“Fairness” is the Scaletrix of Irish politics, in that the debate goes round in circles and circles and is incapable of a new direction. It starts from a simple proposition. We all believe in fairness, don’t we? You’d want to be Jabba the Hutt to be against fairness. Everyone nods sagely at the desire for Irish society to be built on fairness. But don’t dare ask for details, because if you do, you’re a hateful Thatcherite, a Victorian despatcher of children down the mines, their little tummies aching for a crust, a stale crust at that. Or worse still, you’re Michael McDowell.
But what is fairness? Is it fair that some people are going to bed hungry? Of course not. Is it fair that some families are scraping together euros and cents to pay for their kids schoolbooks? How could it be? What about if one of those families spent their money on a kickass 42″ Plasma screen TV, whilst their neighbours didn’t? Who is more deserving of fairness now? What about the mother who works overtime in a launderette to pay for her daughter’s maths grind? Is it fair for her to pay more tax than the mother who’s on the scratcher, after all, she brings home more money, therefore she’s richer, therefore it’s only fair that she should pay more tax, isn’t it? It’s only fair.

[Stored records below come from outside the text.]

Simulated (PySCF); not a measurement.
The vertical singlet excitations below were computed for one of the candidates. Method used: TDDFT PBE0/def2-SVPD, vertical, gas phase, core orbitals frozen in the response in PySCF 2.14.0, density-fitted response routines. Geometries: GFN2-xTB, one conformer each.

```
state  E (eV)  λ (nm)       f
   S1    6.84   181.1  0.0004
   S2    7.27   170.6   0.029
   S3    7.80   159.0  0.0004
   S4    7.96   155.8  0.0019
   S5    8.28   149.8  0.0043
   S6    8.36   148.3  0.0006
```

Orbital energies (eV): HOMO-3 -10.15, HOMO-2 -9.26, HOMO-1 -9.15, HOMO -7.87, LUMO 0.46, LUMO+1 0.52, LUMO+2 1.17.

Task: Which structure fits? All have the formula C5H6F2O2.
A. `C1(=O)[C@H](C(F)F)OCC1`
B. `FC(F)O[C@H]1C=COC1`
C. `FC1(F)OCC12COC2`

But taxing the rich, we can all agree that that is fair, right? Of course it is. Higher taxes are the price of membership of our society, but is it fair to want to punish someone for being successful? Is it fair to want to take half of someone’s take home pay, one in two euro they make, for the crime of creating a business and (the bastards) giving people jobs? Is that fair? Is it fair to have rich people at all? Would it be fairer to have no rich people at all, even if it meant we were all poorer?
Maybe it is, maybe it isn’t. But want to debate the idea? No, because we don’t do debates here, it wouldn’t be fair.